Thursday, September 24, 2009

So the last time I had talked in this, I spoke about fear of going to school. I talked to you about missing people I cared about alot and furthermore, my fear of the people I would be involved with. I have to say that those fears have become more real than I ever thought.

To start off, my classes are very challenging. Last year I really did sail through school with minimal problems, and now it seems like everything is catching up with me all at once. I feel smothered, often times I feel like its more work than I will ever be able to complete. Besides that I look around me and see people that have no futures, people that do not care about their work, and people who are constantly concerned wtih things other than thier education.

Second of all my house is terrible. Everything is falling apart, the plumbing doesnt work, the air conditioning is non existant, its hot, muggy, and we dont even have screens so opening our windows are not an option. Overall the experience there is not too good, and creates a pretty weak study environment. Needless to say, its not helping that much.

I miss my girlfriend too. I knew it would be hard going away to school and being so far away from her, and of course I was right. She is really special to me and I love herm and honestly goin through the stuff im going through now I don't know what I would do without her. She is having a great time her first year at school and im happy to see that she is enjoying herself. I just miss her. However, there are so many things that remind me of her, it is almost like im with her for a little bit every day. It always makes me happy to know that a thunderstorm, a volkswagon bug, or a koala named charlie, will all remind me of her.

Now that I have listed my complaints, it is time to figure out what I am going to do. I know that at the end of the semester I will be able to leave this place and find out what I would like to do with my life, but until then II need a plan. I need to go to the library more frequently, and get mcuh more work done. I need to take the time to realize when I am being distracted, and seperate myself from those situations. I need to realize that it is time for me to step it up to the next level and do whatever is necessary to do well in school this semester. I just need to get a grip on the situation, and take care of it.

You know my girfriend has always said to me that everything always works out, and shes right. If I give my best effort, it will all work out on the end. Sometimes you just look around and realize that the situation is not the best, but that doesnt not mean you cant make the best of it. I have to take the responsabiliy and move forward and do everything I can to make the most of this semester.

Thursday, September 10, 2009

I know its been a while since i have posted last and I apologize. I was getting settled into school for my sophomore year and I have been through a lot of different emotions. But now that i have had time to clear my head I would like to talk, about my girlfriend.

Now I know what all of you are thinking. "Oh my god he is gonna talk about her again, I thought this was supposed to be a blog about life". Well, this is a blog about life, I spend my time talking about things that I find important in my life, and one of the most important aspects of my life is her. So I would like to talk about her for a little bit.

When I was growing up I was overweight. My whole life I was told in a joking manner from my friends that nobody would ever care about me because of my weight. I battled and fought and struggled and then when I was finally at the average weight, I broke out in terrible acne. At that time I thought that nobody would ever care about me, and that my high school, as well as my life, would be particularly lonely.

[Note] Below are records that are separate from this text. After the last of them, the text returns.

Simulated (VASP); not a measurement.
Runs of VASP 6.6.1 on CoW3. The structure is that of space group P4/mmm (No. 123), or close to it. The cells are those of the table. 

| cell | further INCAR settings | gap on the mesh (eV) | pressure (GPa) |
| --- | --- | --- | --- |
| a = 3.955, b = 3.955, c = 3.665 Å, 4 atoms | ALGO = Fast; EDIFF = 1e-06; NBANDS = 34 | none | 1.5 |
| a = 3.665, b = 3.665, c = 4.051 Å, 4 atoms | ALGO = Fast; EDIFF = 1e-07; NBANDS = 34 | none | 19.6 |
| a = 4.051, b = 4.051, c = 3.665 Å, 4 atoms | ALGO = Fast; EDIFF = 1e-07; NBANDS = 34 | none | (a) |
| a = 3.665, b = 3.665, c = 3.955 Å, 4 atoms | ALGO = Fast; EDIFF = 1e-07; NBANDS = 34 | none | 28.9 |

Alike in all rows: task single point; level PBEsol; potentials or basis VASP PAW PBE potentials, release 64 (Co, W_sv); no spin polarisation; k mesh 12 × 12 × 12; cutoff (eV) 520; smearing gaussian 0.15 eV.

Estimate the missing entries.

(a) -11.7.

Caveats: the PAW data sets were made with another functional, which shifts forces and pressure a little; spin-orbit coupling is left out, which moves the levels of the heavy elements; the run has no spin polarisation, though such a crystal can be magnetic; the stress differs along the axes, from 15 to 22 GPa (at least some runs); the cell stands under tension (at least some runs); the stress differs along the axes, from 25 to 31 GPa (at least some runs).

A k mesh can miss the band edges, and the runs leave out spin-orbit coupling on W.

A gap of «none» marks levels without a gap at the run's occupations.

Then, my sophomore year, I met a girl that would change my life. Although for a few years she would not give me the time of day, my efforts paid off and the day before I first went to college I was able to kiss her.

We spent the next months working and improving on our relationship and soon we were dating. Now it has been over six months since the day she said yes to me asking her out, and I could not be happier. My whole life I had seen those movies about the girl that would change your life, the girl that would change the way you think, and the girl that after you met her, all those love songs you never understood all your life would suddenly make sense. The people who told me all of these things could not have been any more correct.

I can honestly say my girlfriend is one of the best things that has ever happened to me and one of the most important parts of my life. Recently I went to visit her at her school and just being with her, just being in the same state as her made me happy. I could have the worst day of my life, be practically in tears, and just looking into her eyes and seeing her smile makes everything better. When I'm not close to her, hearing her voice on the phone and listening to her laugh and occasionally seeing her smile on a web cam is all i need to make my week. Overall I have to say in complete honesty that I met someone very special to me that is very important in my life. I met a girl I would do anything to make happy. I met a girl that means more to me than anyone I have ever met in my life and truly care about her. I know some of you are seeing this as a pointless post, and its more than obvious that those of you that have have not experienced this feeling yet. More than anything I just want you all to know that I met someone very special, and I love her.